Saturday, March 14, 2009

Bribing the Man

I don't think I would ever drive in Mexico City. At first glance the drivers are aggressive, don't signal, and for that matter don't even obey traffic lights. Sometimes the left hand turn lanes are at the right hand side of the road, and sometimes there aren't left hand turn lanes at all--the turn is accomplished by pulling perpendicular in front of the waiting cars going in your desired direction, and then turning to drive with them across the intersection when their light turns green. You soon learn, however, that driving in Mexico City has its own sort of logic. Everyone seems to be following some sort of rules, even if these aren't immediately apparent to an outsider (me). 

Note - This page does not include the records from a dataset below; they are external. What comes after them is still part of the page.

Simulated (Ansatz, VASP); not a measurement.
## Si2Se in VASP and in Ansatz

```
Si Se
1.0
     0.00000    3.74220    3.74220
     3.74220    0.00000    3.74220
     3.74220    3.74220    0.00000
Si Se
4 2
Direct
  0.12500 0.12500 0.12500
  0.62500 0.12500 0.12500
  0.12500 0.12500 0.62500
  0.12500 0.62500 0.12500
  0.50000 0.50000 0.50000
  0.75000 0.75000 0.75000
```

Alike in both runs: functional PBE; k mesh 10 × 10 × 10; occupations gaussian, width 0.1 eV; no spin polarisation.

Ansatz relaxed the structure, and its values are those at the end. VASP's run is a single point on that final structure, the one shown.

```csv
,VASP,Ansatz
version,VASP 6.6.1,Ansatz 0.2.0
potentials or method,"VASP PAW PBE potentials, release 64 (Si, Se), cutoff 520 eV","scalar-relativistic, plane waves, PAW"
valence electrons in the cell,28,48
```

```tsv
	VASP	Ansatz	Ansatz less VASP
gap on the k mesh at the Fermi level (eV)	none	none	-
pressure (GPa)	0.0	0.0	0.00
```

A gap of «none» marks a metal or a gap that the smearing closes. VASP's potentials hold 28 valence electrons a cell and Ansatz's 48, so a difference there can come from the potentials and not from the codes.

This brings me to the subject of traffic laws, which are certainly not the set of rules that everyone is obeying. But while no one seems to follow the laws, that's OK, because neither do the police. My friends, for example, were in a car when their driver was cited for drunk driving (don't worry Mom, I was not with them). While this is a serious offense in the United States, in this case the driver payed a bribe of 50 pesos (about $3) and went on his merry way. 

Many Mexicans decry the corruption of Mexico, and highway patrols are perhaps one of the most obvious signs of them. Yet when it is this easy to break the law and get away with it, why change anything at all? There is one person, however, whom I deeply admire, you refuses to play in to the corrupt system. When she is pulled over, instead of shelling out her fifty pesos and shaking the cop's hand, she pulls out her copy of the penal code--which she keeps handily stashed in her dashboard compartment--and demands that they point out the law which she is breaking. They of course, are unable to do so. Then, she insists that if she is breaking the law, that they write her a ticket. This is also an impossible task for a patrol man--he has never been forced to write a ticket in his life.

The third way of getting out of a ticket, I have learned, is to work for the government. The other night, we were heading back from the centro, four of us crammed in to the back seat of the car, when we were pulled over. Like riding without a seat belt, we were clearly in the wrong. But after allowing a short inspection of the car, all my friend had to do was show him his government ID and we were back on the road without further troubles. Cops cannot ask for a bribe from a government official--even if he was only 21--because of the danger that he will report them. So even though everyone knows that cops take bribes, at the federal level it is treated as if it simply doesn't happen.